Based on the data obtained of Ceres from Dawn scientists have concluded that a variety of geological activities caused the bright areas on the planet, and that some of those activities could still be happening today.

Since Dawn arrived in orbit at Ceres in March 2015, scientists have located more than 300 bright areas on Ceres. A new study in the journal Icarus, led by Nathan Stein, a doctoral researcher at Caltech in Pasadena, California, divides Ceres’ features into four categories.

The first group of bright spots contains the most reflective material on Ceres, which is found on crater floors. The most iconic examples are in Occator Crater [shown in the image above, reduced and cropped to post here], which hosts two prominent bright areas. Cerealia Facula, in the center of the crater, consists of bright material covering a 6-mile-wide (10-kilometer-wide) pit, within which sits a small dome. East of the center is a collection of slightly less reflective and more diffuse features called Vinalia Faculae. All the bright material in Occator Crater is made of salt-rich material, which was likely once mixed in water. Although Cerealia Facula is the brightest area on all of Ceres, it would resemble dirty snow to the human eye.

More commonly, in the second category, bright material is found on the rims of craters, streaking down toward the floors. Impacting bodies likely exposed bright material that was already in the subsurface or had formed in a previous impact event.

Separately, in the third category, bright material can be found in the material ejected when craters were formed.

The mountain Ahuna Mons gets its own fourth category — the one instance on Ceres where bright material is unaffiliated with any impact crater. This likely cryovolcano, a volcano formed bythe gradual accumulation of thick, slowly flowing icy materials, has prominent bright streaks on its flanks.

The report is somewhat vague about why they think that there might be some geological activity even today.

The image above, released as part of this press release, gives us a simulated oblique look at Occator Crater and its bright areas. It is definitely worth it to look at the full resolution image.

Scientists estimate age of bright spots in Occator Crater on Ceres

Using crater counts and a careful analysis of features in Occator Crater on Ceres, scientists have estimated that the last major eruption occurred about 4 million years ago.

Nathues and his team interpret the central pit with its rocky, jagged ridge as a remnant of a former central mountain. It formed as a result of the impact that created Occator Crater some 34 million years ago and collapsed later. The dome of bright material is much younger: only approximately four million years. The key to determining these ages was the accurate counting and measuring of smaller craters torn by later impacts. This method’s basic assumption is that surfaces showing many craters are older than those that are less strongly “perforated”. Since even very small craters are visible in highly resolved images, the new study contains the most accurate dating so far.
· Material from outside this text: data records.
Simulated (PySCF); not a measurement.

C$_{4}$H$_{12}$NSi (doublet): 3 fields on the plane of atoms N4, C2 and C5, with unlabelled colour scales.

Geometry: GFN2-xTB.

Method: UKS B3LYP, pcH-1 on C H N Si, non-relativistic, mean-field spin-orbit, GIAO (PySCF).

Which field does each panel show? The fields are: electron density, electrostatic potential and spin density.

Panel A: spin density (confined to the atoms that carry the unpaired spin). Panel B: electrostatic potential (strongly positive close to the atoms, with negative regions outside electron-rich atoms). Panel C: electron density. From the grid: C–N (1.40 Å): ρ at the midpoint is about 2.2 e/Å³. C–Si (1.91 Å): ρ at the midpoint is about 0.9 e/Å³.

“The age and appearance of the material surrounding the bright dome indicate that Cerealia Facula was formed by a recurring, eruptive process, which also hurled material into more outward regions of the central pit”, says Nathues. “A single eruptive event is rather unlikely,” he adds. A look into the Jupiter system supports this theory. The moons Callisto and Ganymede show similar domes. Researchers interpret them as volcanic deposits and thus as signs of cryovolcanism.

The volcano itself has slumped away, leaving behind the bright depression. Whether any cryovolcanism is still occurring underground remains unknown.

Flying over Occator Crater on Ceres

Cool movie time! Using data from Dawn the German Aerospace Center (DLR) has produced a short animation that gives a 3D flyover of Occator Crater on Ceres.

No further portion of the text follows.